Home NLP Introduction Technology applied Syntax Semantics Conclusions
[Download formato Word]


3 - Syntax: How to Put It

Grammar, Efficiency And
Recovering Unknown Words

We will now take a closer look at the NLP way of analyzing texts.
Any communication or speech act is built from seven distinct processes: intention, generation, synthesis, and perception, analysis, disambiguation and incorporation. Of these, the first three take place in the speaker or sender, and the last four happen in the hearer's mind. In this context, only generation, analysis and disambiguation are of interest to us.

During generation, the speaker makes a choice of words or symbols appropriate to what he wants to convey to the hearer.

Analysis means that the perceived string is being processed by the hearer in order to extract the possible meanings. This consists of both syntactic interpretation (also called parsing) and semantic interpretation, taking into account the words' meaning as well as their meaning in the current situation. The result of the analysis of a syntactically correct sentence is something equivalent to a parse tree(words connected to phrases).

Disambiguation, finally, picks out the meaning that has most likely been intended by the sender, as some syntactically correct constructs allow for more than one semantic interpretation. You cannot know exactly what the sender wanted to express without having direct access to his knowledge.

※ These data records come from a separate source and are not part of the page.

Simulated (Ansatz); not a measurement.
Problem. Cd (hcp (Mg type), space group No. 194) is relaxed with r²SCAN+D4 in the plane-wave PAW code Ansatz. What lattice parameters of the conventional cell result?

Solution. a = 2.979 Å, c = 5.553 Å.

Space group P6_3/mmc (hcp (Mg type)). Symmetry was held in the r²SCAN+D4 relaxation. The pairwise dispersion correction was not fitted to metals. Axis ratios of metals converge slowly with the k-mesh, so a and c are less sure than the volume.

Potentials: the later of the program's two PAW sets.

On this page: 3.1 - The Grammar of Formal Languages | 3.2 - Parsing|

The Grammar of Formal Languages

Certain rules apply to the structure of a message (a series of symbols with a special meaning).
Of course, the message must be formulated in a language common to both the sender and the hearer; this can be either a formal - invented - or natural language - like English, German or Chinese.
Natural languages can be partly represented by special formal languages. The basic parts of such a language are terminal symbols - symbols (tokens) that are final, i.e. words in natural languages. These terminal symbols form phrases - parts of speech that stand for certain grammatical categories like nouns, verbs etc. Noun phrases, for example, describe nouns in detail - "the red herring", "the one I saw" etc., while verb phrases express action, behavior or state - "is dead", "reads quickly" and so on. We will refer to noun phrases by NP and to verb phrases by VP. These and other categories all combine to create a complete sentence S. These groups are called nonterminal symbols. In this context a language is a set of strings composed from terminal symbols according to a series of rules, the grammar.

The terminal symbols (the words) must be present in a lexicon - a list that is subdivided into sections for nouns, verbs, adjectives etc. that includes all allowed words for this language.
The grammar itself provides the framework for building sentences from phrases which in turn are built from terminal symbols.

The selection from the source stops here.